# Penalty function on discrete mesh using Laplace-Beltrami operator?

Context

I am interested in extending to the ill-condionned regime the inversion of linear equations arising from inverting differential equations which have been solved via 0-splines over a mesh using the FEM toolkit in connection to this question.

For this purpose I need to compute a discrete Laplacian operator on a given mesh produced by ToElementMesh.

Question

Given some mesh, and a discrete function associating a value at each mesh element, I would like to compute a penalty function corresponding to the integral of the Laplacian square of the function over that mesh.

$$P(\mathbf{a}) = \int \big|\Delta \phi \big|^2 dx\,,$$

where $$\mathbf{a}=({a_i}_{i\le n})$$ is a vector of values on the mesh elements and $$\phi(\mathbf{x})=\sum_i a_i \phi_i(\mathbf{x})$$, with $$\phi_i(\mathbf{x})=1$$ iff $$\mathbf{x}\in \mbox{cell}_i$$ and $$0$$ otherwise.

Of course strictly speaking, as defined, $$P$$ is formally zero almost everywhere since the functions $$\phi_i$$ are constant.

What I am after is a Sparse matrix, $$\cal D$$, so that

$$P(\mathbf{a}) = \mathbf{a}^T\cdot \cal D \cdot \mathbf{a}.$$

I am fairly sure some element of the answer is available in the amazing answer involving the Laplace-Beltrami operator.

It would be best if the answer would work with meshes in dimension 2 and 3.

Attempt

I have implemented a test case.

 mesh0 = ToElementMesh[RegionUnion[Disk[], Rectangle[{0, 0}, {2, 2}]],
MaxCellMeasure -> 0.125, AccuracyGoal -> 2]
mesh0["Wireframe"] From the mesh I can find their centroid

idx = mesh0["MeshElements"][[1, 1]];
tt = Table[mesh0["Coordinates"][[ idx[[i]]]], {i, Length[idx]}];
center = Map[1/Length[#] Plus @@ # &, tt, {1}];
ListPlot[center, AspectRatio -> 1] I can then compute the matrix of distances between centroids of the mesh elements

 dist = DistanceMatrix[center];


If my mesh was regular I could use

s = SparseArray[{{i_, i_} -> -1, {i_, j_} /; i - j == 1 ->
2, {i_, j_} /; i - j == 2 -> -1}, {17, 15}] // Transpose;
s1 = ArrayFlatten[TensorProduct[s, s]];
pen = Transpose[s1].s1; pen // MatrixPlot So an alternative is to compute difference of values at 3 centres, $$2x_i -x_{i-1}-x_{i+1}$$ and divide by the distance square between those centres as a discrete proxy for the Laplacian.

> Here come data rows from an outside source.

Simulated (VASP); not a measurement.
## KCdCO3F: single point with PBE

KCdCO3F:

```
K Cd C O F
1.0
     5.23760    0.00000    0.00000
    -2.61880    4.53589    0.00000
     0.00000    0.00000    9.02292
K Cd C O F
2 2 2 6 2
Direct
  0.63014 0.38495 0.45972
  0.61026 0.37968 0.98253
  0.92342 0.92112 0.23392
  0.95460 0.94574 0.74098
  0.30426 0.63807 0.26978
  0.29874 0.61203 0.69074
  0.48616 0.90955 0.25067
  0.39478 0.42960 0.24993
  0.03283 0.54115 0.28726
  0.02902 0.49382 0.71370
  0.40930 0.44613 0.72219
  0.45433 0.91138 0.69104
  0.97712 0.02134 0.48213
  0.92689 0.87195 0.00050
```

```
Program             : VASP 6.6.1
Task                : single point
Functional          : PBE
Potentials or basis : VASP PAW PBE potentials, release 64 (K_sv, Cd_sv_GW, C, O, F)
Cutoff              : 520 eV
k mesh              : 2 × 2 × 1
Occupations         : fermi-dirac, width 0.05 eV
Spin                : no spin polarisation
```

dif = SparseArray[{{nn, nn} -> 1,
{1, 1} -> 1, {i_, i_} ->
2, {i_, j_} /; i - j == 1 -> -1, {i_, j_} /;
i - j == -1 -> -1}, {nn, nn}];
idist = Inverse@DistanceMatrix[center] // SparseArray;
idist = Transpose[idist]. idiot;
pen = Transpose[idist.dif].(idist.dif); pen // MatrixPlot This operator has the good taste to nul a constant vector, but it is expansive to compute. May be a workaround with Nearest is in order to make idist sparse?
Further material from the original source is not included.